‘So Disappointed’: Gayle King Gets Dragged for Bringing Up Kobe Bryant’s 2003 Sexual Assault Case During Her Interview With Lisa Leslie

Gayle King is getting skewered on social media after she kept bringing up Kobe Bryant‘s 2003 sexual assault charge that was dismissed.

Bryant, his 13-year-old daughter Gianna Bryant, as well as seven others were killed in a helicopter crash in Calabasas, California, on Jan. 26, and many thought it was extremely low class of King to bring up the sexual assault case.

Gayle King got slammed on social media for bringing up Kobe Bryant’s 2003 sexual assault charge during an interview. (Photos: Jamie McCarthy/Getty Images Entertainment via Getty Images, Lisa Blumenfeld/Getty Images Sport via Getty Images)

Gayle spoke with WNBA legend Lisa Leslie on “CBS This Morning” in an interview that aired this week and said Bryant’s legacy is “complicated.”

Then at the 3:44 mark of the clip, she asked Leslie if Bryant’s legacy is complicated for her as a woman and former WNBA player.

“It’s not complicated for me at all,” Leslie answered.

The former Los Angeles Sparks star then said Bryant wasn’t the kind of guy who would prey on women when they hung out at nightclub, for example.

Leslie and the late Los Angeles Lakers star were longtime friends, and she said he was different from the other men she knows in the NBA.

“I just have never seen him be the kind of person that would do something to violate a woman or be aggressive in that way. That’s just not the person that I know,” Leslie explained.

“But Lisa, you wouldn’t see it, though,” King shot back. “As his friend you wouldn’t see it.”

The “CBS This Morning” host then asked if it was fair to bring up Bryant’s sexual assault case since it was dismissed and he’s now gone.

“I think the media should be more respectful at this time,” Leslie answered. “If you had questions about it, you’ve had many years to ask him that. I don’t think that it’s something that we should keep hanging over his legacy.”
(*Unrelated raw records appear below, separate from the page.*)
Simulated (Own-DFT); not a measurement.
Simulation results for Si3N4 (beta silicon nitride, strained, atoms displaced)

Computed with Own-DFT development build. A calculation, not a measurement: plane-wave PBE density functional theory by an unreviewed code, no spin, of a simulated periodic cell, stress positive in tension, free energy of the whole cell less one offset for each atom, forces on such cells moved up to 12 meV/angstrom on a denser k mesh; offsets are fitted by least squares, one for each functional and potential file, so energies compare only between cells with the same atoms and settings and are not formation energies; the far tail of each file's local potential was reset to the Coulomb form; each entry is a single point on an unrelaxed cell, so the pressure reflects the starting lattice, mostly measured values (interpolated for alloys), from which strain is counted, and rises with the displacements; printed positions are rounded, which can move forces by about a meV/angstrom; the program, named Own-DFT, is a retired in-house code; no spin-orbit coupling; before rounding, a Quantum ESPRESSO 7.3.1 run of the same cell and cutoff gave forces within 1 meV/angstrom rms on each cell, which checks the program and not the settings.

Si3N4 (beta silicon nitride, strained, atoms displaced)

Leslie then brought up the dismissal of the case, and King interrupted her and reminded her that the woman refused to testify.

King also referred to the woman as a “victim” instead of an “accuser,” which some might say reveals her true feelings about the case.

The backlash King received for the interview is similar to the negative criticism her best friend Oprah Winfrey received for interviewing Wade Robson and James Safechuck. Both men accused Michael Jackson of sexually abusing them when they were children.

Their claims were made into the HBO docuseries “Leaving Neverland,” and Winfrey spoke to them around the time it aired.

Many said that Winfrey is focusing on Black men being accused of sexual crimes and not people like Hollywood producer Harvey Weinstein, who was accused of sexually assaulting a number of women and is currently on trial on charges related to some of those accusations.

Winfrey was also criticized for attaching her name to a documentary about the sexual assault accusations surrounding Russell Simmons.

She later backed out of working with that project, but the backlash hasn’t stopped.

As for King, the former NBA player Matt Barnes, who played with Bryant on the Lakers, wrote a message that seemed to be about the interview.

“It use to be ‘them’ lately it’s been ‘us’ smfh,” wrote Barnes on social media.

Many others also slammed King.

“Smh so disappointed with gayle smh it really be your own damn ppl sometime 🙄,” wrote someone on Instagram.

“Really Gayle! You are reaching and you don’t even have to! This isn’t your R.Kelly interview,” wrote someone else.

“Lisa Leslie did a great job of setting her straight and shutting her down,” a third person commented.

Plus, a fourth wrote that, “Oprah and Gayle need to retire to their vegetable gardens. It’s been fun.”